October 14, 2000
Confidence
Tired. Oh god. So amazingly tired. Look at the picture. It takes energy to look that good! Little story. Think back, to the story of the eeeevil leopard print dress. Well, after writing Wednesday's entry, Jo called me at work and told me about a dance Friday night that she and Eric and a few other people were going to. I was invited to come along. It was being billed as a formal thing, but really only as formal as you wanted to be. Instantly I thought, "Hooray! I can wear my dress!"
So I did. Obviously. (There are a few other pictures up.)
I can't tell you the last time I dressed up and went dancing. Years. It's easily been years. I felt wonderful. I was so worried that I'd feel naked or stared at or laughed at for wearing something that I felt was so revealing. Instead I got nothing but compliments. There may have been one or two disdainful looks, but I was able to ignore them. By and large, it was a terrific experience, not to mention a lot of fun. Not only did I get compliments, but I got flirted with. I even ended up with a few phone numbers.
I'm a little awed. Was that all the result of purely a change in body confidence? Was it just the crowd I was with? When I went dancing before, years ago, that never happened. Ever. I got politely ignored, confidence or no.

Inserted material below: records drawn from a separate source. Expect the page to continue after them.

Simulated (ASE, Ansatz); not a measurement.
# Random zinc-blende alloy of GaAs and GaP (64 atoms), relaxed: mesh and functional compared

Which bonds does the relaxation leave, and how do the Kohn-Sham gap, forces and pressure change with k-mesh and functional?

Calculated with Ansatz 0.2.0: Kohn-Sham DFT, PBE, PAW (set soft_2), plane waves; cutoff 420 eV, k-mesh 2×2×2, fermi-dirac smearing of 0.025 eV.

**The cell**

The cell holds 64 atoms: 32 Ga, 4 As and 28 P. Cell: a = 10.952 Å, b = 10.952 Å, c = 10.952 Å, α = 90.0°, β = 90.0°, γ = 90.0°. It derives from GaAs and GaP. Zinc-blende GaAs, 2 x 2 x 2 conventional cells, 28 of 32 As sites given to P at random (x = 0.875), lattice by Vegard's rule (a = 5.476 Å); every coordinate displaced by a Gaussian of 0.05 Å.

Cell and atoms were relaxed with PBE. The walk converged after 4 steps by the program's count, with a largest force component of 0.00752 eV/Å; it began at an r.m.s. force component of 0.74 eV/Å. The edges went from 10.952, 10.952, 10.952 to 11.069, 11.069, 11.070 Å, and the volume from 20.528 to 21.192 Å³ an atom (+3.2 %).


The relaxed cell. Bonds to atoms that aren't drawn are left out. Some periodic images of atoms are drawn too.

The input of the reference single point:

I'm not sure I describe exactly how it felt. I noticed a definite change in the energy that ran through me. I think it even shows in the pictures, beyond the difference of makeup and clothing alone. My laugh was more frequent. It was lower, richer, louder, a sound that came from somewhere in the depths of my stomach and just rolled out of my throat. My voice was the same way (except when I got flustered by some of the flirting). Powerful. I felt very powerful. It's close to the feeling I used to get at SCA events. It's a very sexual feeling, but that's not all there is to it.
I think it was just honest-to-god, bone-deep confidence in my appearance. It's a feeling that comes so seldom to me, I don't know how to name it or understand it when it does come along. I like it. I want it back. I want that feeling to be like a best friend, something I understand and revel in the presence of, but something I'm so comfortable with that I know it will always be there.